Building a Robust Data Pipeline | Biweekly Engineering - Episode 34

How Agoda builds its high performing data pipelines

Welcome to the 34th episode of Biweekly Engineering!

The episode features an article from Agoda on designing and maintaining a high-performing data pipelines.

First, I will provide some context on data pipelines—what they are about. After that, we will have a brief overview of the lessons learnt from Agoda.

Ready, set, go!

Amsterdam Central Station on a lovely evening

Data Pipelines: A Brief Overview

What is a Data Pipeline?

A data pipeline is a series of processes that move data from one system to another for storage, transformation, or analysis.

It typically involves data extraction from a source, transformation (e.g., cleaning, aggregating), and loading into a destination like a database or data warehouse.

This idea is popularly known as ETL: Extract → Transform → Load.

A Real Life Example

Let’s give an example from a real use-case. I will explain it in detail. This is an important context that readers need, specially if you are not so familiar with data pipelines.

Scenario

A retail company collects customer interaction data from its e-commerce website. They want to use this data for generating insights into customer behavior, such as purchase trends and product preferences.

The above scenario is pretty much a valid use-case in any e-commerce platform. How would we build a data pipeline for this?

Building the Data Pipeline

We can think of a 4-step approach to build a data pipeline for our scenario.

Diagram taken from Databricks

Data Source (Extract Phase)

The data is collected from multiple sources, such as:

  • Website logs: Clickstream data, tracking user interactions on the site.

  • Sales database: Information about completed purchases, customer details, and payment methods.

  • Third-party services: Social media, ad clicks, or marketing campaign performance.

This data might be in different formats (e.g., JSON from the website, CSV files from databases).

Data Transformation (Transform Phase)

  • Data cleaning: Remove duplicates, fill in missing values, and correct inconsistencies (e.g., standardizing date formats).

  • Data integration: Combine the data from various sources into a unified format, merging customer interaction logs with purchase data.

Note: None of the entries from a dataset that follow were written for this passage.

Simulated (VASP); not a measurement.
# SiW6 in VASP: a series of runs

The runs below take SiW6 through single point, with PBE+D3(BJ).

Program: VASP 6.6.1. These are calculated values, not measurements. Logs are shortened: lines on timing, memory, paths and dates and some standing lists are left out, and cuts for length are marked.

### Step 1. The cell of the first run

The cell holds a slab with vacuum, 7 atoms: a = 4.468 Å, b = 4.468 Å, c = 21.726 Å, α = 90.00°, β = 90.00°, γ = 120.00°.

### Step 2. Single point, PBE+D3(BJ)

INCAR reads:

  • Aggregation: Summarize the data to make it useful for analysis, such as calculating total sales per product, or grouping customers by region.

  • Enrichment: Additional data, such as demographic info from external sources, could be added to enrich the dataset.

Data Loading (Load Phase)

The transformed data is then loaded into a destination like:

  • Data warehouse: A centralized repository (e.g., Amazon Redshift or Google BigQuery) where the company stores cleaned and processed data.

  • Analytics tool: The data is sent to tools like Power BI or Tableau for visualization and analysis, enabling the marketing team to understand customer behavior or identify trends.

Automation and Scheduling

Lastly, this entire pipeline is automated to run regularly (e.g., daily), ensuring up-to-date data is always available for reporting and analytics.

Note how the first 3 stages are basically an ETL process. ETL is the core of any data pipeline, and data engineers in real life spend a lot of time for developing ETL jobs.

To read more, check this piece from Databricks.

Designing & Maintaining High Performing Data Pipelines with Agoda

Let us now discuss today’s article on Agoda’s approach to build and run high performing data pipelines at scale.

Considerations at Agoda for Building a Data Pipeline

The post mentions 5 core considerations that are prerequisites for any data pipeline built at Agoda. We will discuss briefly.

Data

Where is the data stored? What is the data behavior?

The data source and behavior influence how data is processed and stored. In one Agoda data pipeline, they split the process into three sub-processes based on data characteristics.

The pipeline loads data into the Fact Booking table, which stores booking-level information. The design follows the Star Schema method, handling static, dynamic, and dimensional data differently.

The focus at this stage is to understand the nature of the data for designing an efficient pipeline.

Resource Used

How much resources should be allocated for our data pipeline?

The resources used in a data pipeline refer to the amount allocated for processing. Allocating too few resources risks pipeline delays or failure, while too many waste resources and negatively impact other pipelines.

At Agoda, most pipelines run on Apache Spark, where resource configurations can be fine-tuned for optimal efficiency. Resources are also allocated based on data volume, with high-volume processes run less frequently to optimize resource usage.

Bottomline, tune your resource for they are costly!

Partitioning

How should we partition our table (in Hadoop)?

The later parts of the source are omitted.